The handling of linear types is the trickiest part of the type system, and a rigorous presentation of it goes beyond this summary. Please refer to the paper for a detailed presentation.

Syntax

Type annotations are introduced with the "#" character, after the slot / term they alter. It can appear:

  • after a function parameter: function string.rep(str #string, n #number) ... end;

  • in the left-hand-side of an assignment. It then precedes a field annotation: local n #var number, x #currently string = 1, "foo". It can also modify a table field, t.x #currently number = 3, but for this to be legal, both t and t.x must be currently slots (since changing the type of t.x implies to also change the type of t).

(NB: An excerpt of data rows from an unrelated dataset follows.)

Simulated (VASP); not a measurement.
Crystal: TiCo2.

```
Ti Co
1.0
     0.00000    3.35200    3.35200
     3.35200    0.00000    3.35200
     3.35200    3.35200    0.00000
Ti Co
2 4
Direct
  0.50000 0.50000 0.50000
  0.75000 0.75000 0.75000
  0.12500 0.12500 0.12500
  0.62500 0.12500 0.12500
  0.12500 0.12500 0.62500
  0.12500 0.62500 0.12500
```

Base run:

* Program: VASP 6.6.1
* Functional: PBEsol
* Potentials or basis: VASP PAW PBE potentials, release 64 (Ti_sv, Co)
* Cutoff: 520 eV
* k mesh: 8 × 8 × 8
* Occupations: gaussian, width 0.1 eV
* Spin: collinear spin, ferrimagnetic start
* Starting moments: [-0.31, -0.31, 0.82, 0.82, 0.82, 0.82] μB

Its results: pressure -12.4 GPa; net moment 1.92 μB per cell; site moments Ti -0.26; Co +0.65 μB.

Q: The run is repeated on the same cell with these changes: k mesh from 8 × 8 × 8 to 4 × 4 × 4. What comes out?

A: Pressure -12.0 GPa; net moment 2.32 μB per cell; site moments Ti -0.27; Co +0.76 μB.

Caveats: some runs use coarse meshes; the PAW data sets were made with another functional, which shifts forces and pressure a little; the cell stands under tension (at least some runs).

  • in front of a sequence of statements, introduced by return. For instance, if a block returns a pair of numbers, it can be written #return number, number; local x #const number = foo(); return x, x+1. In most cases, such annotations aren't necessary, as statement types are reliably guessed by the type inference system.

Some support for type aliases is planned, to avoid repeating long structural type. They will probably look like #point = [x:const number; y:const number]; but they present no theoretical interest, and haven't been implemented yet. Notice that the question of their scope will have to be addressed.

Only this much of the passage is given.